When I went to buy tickets for Parade at the Orpheum Theatre, the first stop on the national tour for this Tony-winning revival, I found two orchestra seats being resold on Ticketmaster well under the original price. In fact, they were the cheapest available in the entire theater — even cheaper than the back row of the balcony. When my wife and I arrived at row AA on Friday night, we found out why: we were seated in the middle of a school group of 13-or-so-year-olds. Ah. Maybe a few kids dropped out at the last second and the frazzled organizers were just trying to get some money back.
It makes sense why teachers would want to bring young (but not too young) students to Parade. The musical, which is based on the real-life trial and eventual lynching of Jewish American Leo Frank in the 1910s, is a compelling reminder of the deep-rooted prejudices we’re still reckoning with today, specifically antisemitism and racism, in that order. Thanks largely to Max Chernin’s performance as Leo — sung with crystalline clarity and thoroughly convincing as a Brooklyn Jew in the “foreign land” of Georgia — that lesson is presented in an unforgettable way.
Yet, the original construction of this show and especially its new direction under Michael Arden ultimately stop this Parade at that signpost. What we have here is indeed a lesson — a history lesson that revives the horrors of the past in graphic fashion and highlights their relevance to the modern era, but doesn’t achieve the higher artistic ambitions toward which it strives.

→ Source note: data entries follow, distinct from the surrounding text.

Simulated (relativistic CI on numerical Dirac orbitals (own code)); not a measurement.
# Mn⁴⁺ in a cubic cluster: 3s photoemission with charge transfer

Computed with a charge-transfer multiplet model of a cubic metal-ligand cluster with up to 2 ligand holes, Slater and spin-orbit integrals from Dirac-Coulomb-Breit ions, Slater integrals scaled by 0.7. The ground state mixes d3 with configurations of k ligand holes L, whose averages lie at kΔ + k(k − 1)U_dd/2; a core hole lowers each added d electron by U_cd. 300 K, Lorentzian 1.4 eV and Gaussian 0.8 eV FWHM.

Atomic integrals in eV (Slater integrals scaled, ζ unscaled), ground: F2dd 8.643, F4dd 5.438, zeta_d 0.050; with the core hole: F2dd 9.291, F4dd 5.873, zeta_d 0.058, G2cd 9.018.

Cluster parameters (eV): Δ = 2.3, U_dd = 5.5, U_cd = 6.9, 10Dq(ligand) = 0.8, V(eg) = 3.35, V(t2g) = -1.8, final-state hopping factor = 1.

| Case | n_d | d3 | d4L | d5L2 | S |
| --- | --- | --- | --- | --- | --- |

I should note that this is my first time seeing Parade, which won two Tony Awards in 1999 on its first outing (notably for Best Original Score, which went to then-28-year-old composer and lyricist Jason Robert Brown) and two more in 2023 for this production (including Best Revival and Best Direction). I should also admit that, due to the show’s critical acclaim, especially of this recent staging, I expected to be overawed by this musical. Instead, I found myself wondering what ardent admirers see that I don’t.
At least when it comes to the subject matter, we can all agree that the story of Leo Frank is one that deserves to be told, and re-told, and re-told again down the generations. (A fact only cemented by the small neo-Nazi demonstration outside the show in New York City two years ago.) In creating this musical, Brown, book writer Alfred Uhry and co-conceiver Harold Prince have introduced countless audience members over the last three decades to a story of American antisemitism that they may have never otherwise heard. However, elevating historical events is one thing; creating a successful piece of theater is another.
The story of Parade begins outside Atlanta in the town of Marietta. The Civil War is raging and a Confederate soldier is going off to fight for “a way of life that’s pure.” Fast forward 50 years and it’s 1913, the Union has won, but the Southerners are loath to accept that — in fact, they’re throwing a Confederate Memorial Day parade. It’s on this day that a 13-year-old girl named Mary Phagan is raped and murdered, and Leo, the manager at the factory where Mary works, is accused of the crime. The second half of the first act — nine songs in total — takes place during the trial when fabricated testimony is presented against Leo, fomented by vile antisemitic tropes, leading to a guilty verdict. In the second act, Leo’s wife Lucille (Talia Suskauer), helps bring the false accusations to light, and the death sentence is commuted to life in prison. But a town desperate for vengeance refuses to accept that, and they lynch Leo.
It’s bleak subject matter, but it’s made unnecessarily bleaker by focusing on the trial and forgetting to focus on Leo and Lucille, who are allegedly the heart of the show. When Lucille sings “You Don’t Know This Man,” a condemnation of a reporter who prints inventions about Leo to sell papers ahead of the trial, she’s also communicating the inner dialogue of the audience: We don’t really know this man, either, as he’s only given one significant song to introduce himself before a litany of townsfolk are paraded around the courtroom by prosecutor Hugh Dorsey (Andrew Samonsky) to tell horrible lies about Leo violating and killing a young girl.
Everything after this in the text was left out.